Thursday, May 5, 2011

Crazy Oregon Spring: A May 5th Animal and Vegetable Report


I've come to the conclusion recently that we (everyone and everything that lives here on this particular piece of property) are all nut jobs. Something about the onset of spring here on Critter Farm has brought out all kinds of whack-a-doo behavior.

For example...

ANIMALS:
The goats are bellowing almost non-stop:

Reggie won't stop head-butting Pete. Then he flaps his tongue at him. Neither one wants to eat anything except trillium flowers and the choicest of spring growth. They're hungry only for the greenery they see that is where ever they aren't. Which means, they're refusing their hay and are always bellowing about something:

The chickens have been flat out ornery:

They've permanently and viciously ousted a coop-mate (more on this tomorrow) and they've significantly widened their free-range territory, now appearing in my flower beds:

and on my kitchen deck:

The cats are sproinging into the air randomly and flying up tree trunks with claws extended for no apparent reason.

There's also more than the usual amount of chicken-stalking going on:



The donkeys, who really don't bray except briefly at mealtimes, are braying regularly now. They clearly have a lot to say. Or, a lot is not up to their satisfaction and they feel they need me (and the neighborhood) to know about it. The only time they don't want to tell me about it is when they're allowed to mow the lawn:


IN THE GARDEN:
Why, oh, why can't we just have a simple and straight forward Pacific Northwest growing season? According to the experts, this year is going to be another cool and wet one, very similar to last year. This is really terrible news for a lot of our crops, but especially the tomatoes and blueberries.

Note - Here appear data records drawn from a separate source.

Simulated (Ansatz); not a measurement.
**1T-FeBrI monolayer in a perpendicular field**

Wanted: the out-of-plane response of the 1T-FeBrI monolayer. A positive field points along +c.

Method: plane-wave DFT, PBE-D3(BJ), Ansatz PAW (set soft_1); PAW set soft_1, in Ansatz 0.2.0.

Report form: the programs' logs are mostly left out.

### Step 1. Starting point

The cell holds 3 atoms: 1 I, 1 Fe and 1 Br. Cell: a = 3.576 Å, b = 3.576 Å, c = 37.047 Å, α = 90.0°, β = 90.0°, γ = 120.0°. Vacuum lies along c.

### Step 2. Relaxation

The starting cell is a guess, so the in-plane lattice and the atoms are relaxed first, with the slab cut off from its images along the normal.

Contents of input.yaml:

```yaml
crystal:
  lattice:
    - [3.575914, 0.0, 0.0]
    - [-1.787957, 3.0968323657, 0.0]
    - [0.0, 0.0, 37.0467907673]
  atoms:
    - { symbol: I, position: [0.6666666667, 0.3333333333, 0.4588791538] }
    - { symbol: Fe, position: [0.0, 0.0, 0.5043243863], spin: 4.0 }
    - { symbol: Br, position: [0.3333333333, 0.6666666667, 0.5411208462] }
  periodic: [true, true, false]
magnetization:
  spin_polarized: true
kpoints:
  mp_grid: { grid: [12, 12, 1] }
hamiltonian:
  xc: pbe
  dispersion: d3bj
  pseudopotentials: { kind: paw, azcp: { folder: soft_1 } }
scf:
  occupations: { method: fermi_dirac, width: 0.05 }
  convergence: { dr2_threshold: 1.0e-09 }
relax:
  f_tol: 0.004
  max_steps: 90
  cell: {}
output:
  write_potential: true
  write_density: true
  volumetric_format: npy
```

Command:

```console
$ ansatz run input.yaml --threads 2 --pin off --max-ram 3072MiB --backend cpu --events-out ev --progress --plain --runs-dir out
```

But, because I don't want to sound too negative about our (crap and crazy) weather, I'll start with the positive. So, here's what's doing well in my garden currently:

Moles:

Moss:

Cats:

Strawberries:

The strong strawberry growth makes me very happy because I just brought up my last jar of strawberry jam from the pantry. I'm keeping my fingers crossed for another bumper crop like last year:

Chives:

Garlic. It really likes to grow in my part of Oregon:

Random Douglas Fir trees. This one is happily growing right behind a potato marker:

Radishes:

Rhubarb:

The size of these leaves make me laugh:

And all the little seedlings in my indoor greenhouse:

Our last frost date isn't until May 19th, so these babies have at least another 2 weeks of indoor-time:

Here's what's doing so-so in the garden:
(This means a crop isn't strongly established yet; it has been delayed by the cold and lack of sun, but growth is evident and I'm hopeful):
Spinach:

Corn salad:

Beets:

Potatoes (can you see the eensy little green heads poking through?):

And, finally - sigh - now is the time to ask...
What's doing poorly in my garden?:
In one word - Peas. These here look lovely, right?:

Well, what about now. Do you see that there are only about 12 of them in an area that should hold about 80?:

The rains and the slugs gave my pea babies the old one-two punch, either drowning them or, if they managed to sprout, eating them just as they popped up:

This is really bad news for us because shelling peas are our number one favorite crop. We live for, and do a count-down to, the first pea-harvest day here. We eat them raw, straight from the vine, and are transported into a state of pure bliss.

Bliss may have to wait a bit this year.

Sorry this post was so long. I'll show you fruits and flowers in a different post. After I tell you about the ousted and shunned chicken.

19 comments:

  1. My neighbour used to half bury a margarine tub full of beer in her veg garden. The slugs were more attracted to that than her seedlings. Though it's a little sad to find dead slugs but maybe the chickens would like a beer soaked slug or two for breakfast!?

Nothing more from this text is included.